Nor, for that matter, is anything else: the most striking aspect of Woolvs in the Sitee is the phonetic spelling that forms the voice of protagonist Ben. The device speaks of his interrupted schooling, the disappearance of his family, and mirrors the collapse of his society. Anne Spudvilas' illustrations are spellbinding, full of shadows and menace, amplifying the unnerving and paranoid atmosphere.
The book deserves the awards it has won (and will no doubt win). However, the book is challenging, and I do wonder who the intended readers are. Younger children are not cognitively developed enough to understand the many metaphors and resonances essential to grappling with the text. By the time older children have matured enough to understand the text, they generally reject picture books.
To test the theory I ran the book past my three girls. Each reacted quite differently: my six-year-old Dr-Seuss-fan was terrified; my eight-year-old Harry-Potter-freak was bored; and my ten-year-old, who is mid-way through The Lord of the Rings and attempting to translate the Elvish, was badly irritated by the spelling, which she found made it difficult to read physically. In Piagetian terms, the eldest has moved on from concrete to formal logic, but even so, none of my girls was as excited by the book as I was.

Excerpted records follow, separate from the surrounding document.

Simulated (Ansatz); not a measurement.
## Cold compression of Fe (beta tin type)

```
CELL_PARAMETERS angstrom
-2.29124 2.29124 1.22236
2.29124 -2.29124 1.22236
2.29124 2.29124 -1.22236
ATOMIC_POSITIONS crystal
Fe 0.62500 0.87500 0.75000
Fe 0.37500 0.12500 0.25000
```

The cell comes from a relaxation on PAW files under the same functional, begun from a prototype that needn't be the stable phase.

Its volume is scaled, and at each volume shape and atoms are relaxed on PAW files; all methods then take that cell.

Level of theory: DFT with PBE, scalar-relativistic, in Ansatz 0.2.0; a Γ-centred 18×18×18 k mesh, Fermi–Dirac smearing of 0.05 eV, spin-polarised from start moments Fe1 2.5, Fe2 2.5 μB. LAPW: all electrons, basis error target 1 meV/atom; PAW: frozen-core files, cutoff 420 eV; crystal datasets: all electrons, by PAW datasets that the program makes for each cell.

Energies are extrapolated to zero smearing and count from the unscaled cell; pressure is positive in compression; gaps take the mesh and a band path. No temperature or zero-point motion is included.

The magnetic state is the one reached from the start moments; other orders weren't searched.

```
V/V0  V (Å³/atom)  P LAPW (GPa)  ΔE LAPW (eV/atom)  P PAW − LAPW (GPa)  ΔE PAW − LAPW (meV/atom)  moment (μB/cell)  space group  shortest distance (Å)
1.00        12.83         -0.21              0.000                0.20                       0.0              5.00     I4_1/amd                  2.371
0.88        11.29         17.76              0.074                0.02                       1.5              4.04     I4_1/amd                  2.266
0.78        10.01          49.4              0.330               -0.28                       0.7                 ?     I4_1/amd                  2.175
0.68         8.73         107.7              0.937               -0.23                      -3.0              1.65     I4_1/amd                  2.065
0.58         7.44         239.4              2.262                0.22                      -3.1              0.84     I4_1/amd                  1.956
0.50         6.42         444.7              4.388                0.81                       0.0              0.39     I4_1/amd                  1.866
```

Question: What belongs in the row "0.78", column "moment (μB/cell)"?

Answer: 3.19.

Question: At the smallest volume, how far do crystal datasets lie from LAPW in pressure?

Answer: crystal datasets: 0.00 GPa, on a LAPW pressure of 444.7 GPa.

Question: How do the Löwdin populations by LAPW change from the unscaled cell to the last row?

Likewise, I was unable to persuade any of the three to 'read' past the first page of Shaun Tan's beautiful The Arrival.
Is Woolvs in the Sitee then an attempt by adults to push post-modern genre-straddling texts onto children for the children's own good? Is there an intellectual didactic purpose behind its authorship, which is rejected by kids as they reject all preaching? Is the book really aimed at well-meaning, literary parents hoping to broaden their children's minds? These are probably questions which arise whenever children's books break with expectations.
It's refreshing to see a child's book that isn't all pastel-pink fairy-floss and no fillings, but my feeling is that Woolvs in the Sitee is possibly too alienating for many of its intended audience.